At the end of the day, you have finite mental resources, and those resources are better spent on questions that actually warrant attention rather than wasting them on claims that have been thoroughly debunked or are so implausible they’re not worth serious engagement.
However, deciding what deserves consideration requires judgment. And judgment can be wrong. The thing you dismiss as obvious nonsense might turn out to be correct. The consensus you trust might be mistaken. History is full of ideas that were once dismissed as ridiculous but later proved true, and vice versa.
This doesn’t mean you should treat all claims equally. It means you need a process for filtering. Criteria that let you distinguish between “this challenges my assumptions in a productive way” and “this is pointless.”
Closed Mind
A closed mind doesn’t just reject bad ideas, it rejects all ideas that contradict what it already believes. It treats existing beliefs as sacred, immune to revision, and interprets every challenge as an attack rather than an opportunity to refine understanding.
This becomes a self fulfilling prophjecy: you only accept information that confirms what you already think, which strengthens your confidence in what you already think, which makes you even less likely to accept contradictory information. Over time, the gap between your beliefs and reality widens, but you never notice because you’ve insulated yourself from feedback. Conformation bias is extremely powerful.
Closed mindedness feels like strength because it has conviction, stands firm, and refuses to be swayed by trends or pressure. But it’s often just fear disguised as principle. Fear that if you question one belief, others will crumble. Fear that admitting you were wrong means you’re weak or foolish. Fear that uncertainty is intolerable.
The irony is that closed mindedness makes you more vulnerable, not less. If your beliefs can’t withstand scrutiny, they’re fragile. If you can’t update when evidence changes, you’re stuck navigating with an outdated map. Rigidity is not resilience.
Ajar Mind
Be open enough to let valuable ideas in while being closed enough to keep garbage out. This requires a few practices:
Criteria
Not all ideas deserve equal attention. Some filtering questions:
- Does this challenge my assumptions in a way that could refine my understanding? If yes, it’s worth engaging. If it just contradicts me without offering better explanations, it’s likely bullshit.
- Is there credible evidence supporting this claim? Credible doesn’t mean “a study I agree with,” it means methodologically sound, independently verified, and subject to scrutiny. Anecdotes, intuition, and vibes don’t count.
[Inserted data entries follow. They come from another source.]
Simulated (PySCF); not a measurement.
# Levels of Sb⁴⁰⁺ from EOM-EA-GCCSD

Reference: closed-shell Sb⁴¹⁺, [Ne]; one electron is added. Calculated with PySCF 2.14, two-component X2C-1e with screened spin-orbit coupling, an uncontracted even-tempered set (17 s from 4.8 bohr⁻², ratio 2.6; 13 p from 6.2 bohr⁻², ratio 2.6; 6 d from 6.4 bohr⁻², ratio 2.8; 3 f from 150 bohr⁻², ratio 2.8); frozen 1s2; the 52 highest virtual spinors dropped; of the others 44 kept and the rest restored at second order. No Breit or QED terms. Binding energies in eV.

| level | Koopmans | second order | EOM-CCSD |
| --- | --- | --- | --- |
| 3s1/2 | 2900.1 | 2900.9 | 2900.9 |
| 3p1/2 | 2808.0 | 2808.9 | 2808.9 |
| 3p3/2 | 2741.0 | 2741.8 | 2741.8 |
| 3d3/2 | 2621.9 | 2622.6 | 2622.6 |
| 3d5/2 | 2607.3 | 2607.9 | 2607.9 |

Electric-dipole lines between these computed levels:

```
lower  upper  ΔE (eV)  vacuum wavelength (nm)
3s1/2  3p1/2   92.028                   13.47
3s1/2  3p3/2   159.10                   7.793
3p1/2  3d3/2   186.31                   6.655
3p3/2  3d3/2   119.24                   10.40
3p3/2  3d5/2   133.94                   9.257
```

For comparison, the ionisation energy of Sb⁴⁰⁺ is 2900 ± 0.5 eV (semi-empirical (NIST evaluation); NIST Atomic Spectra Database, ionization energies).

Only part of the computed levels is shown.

- What would it cost me to be wrong about this? Some beliefs have asymmetric consequences. Being wrong about climate change has catastrophic implications. Being wrong about which brand of coffee tastes best doesn’t. Allocate skepticism accordingly.
- Is the source reliable, or does it have incentives to distort? People lie. Institutions mislead. Interests shape narratives. If a claim comes from someone with obvious incentives to deceive, treat it with higher skepticism.
These filters can still fail. But they prevent you from wasting time on ideas that don’t meet a minimum threshold of plausibility or significance.
Additionally, while this entry is focused on objective measures, there are also subjective factors. Mainly in the realm of art, music, film, storytelling, etc. While there are some objective measures to determine what is “better,” a lot of it comes down to personal subjectivity. If you don’t like a specific artist’s music, no amount of objective reasoning is going to convince you otherwise. You simply don’t like it, even if you’ve tried to get into it. In this way, taste does apply to some things. If you don’t like the taste of something, there isn’t much you can do to convince your brain otherwise. Still, when it comes down to objective purposes, taste is not an excuse.
Adapt(ivism)
Being ajar means you’re willing to change your mind when evidence warrants it, but you don’t change your mind lightly. There’s a difference between flexibility and instability.
Updating beliefs should happen when:
- New evidence contradicts existing understanding in a way that can’t be explained away
- The explanation for the new evidence is more coherent than your current model
- The change improves predictive accuracy or resolves contradictions
Updating shouldn’t happen just because:
- Someone confidently disagrees with you
- A trend or movement pressures you
- Changing feels like growth regardless of whether the new belief is actually better
The skill is distinguishing between “I was wrong and need to update” and “someone is trying to manipulate me into abandoning a correct belief.”
The Fallacy of Equality
One common mistake is confusing open mindedness with treating all perspectives as equally valid.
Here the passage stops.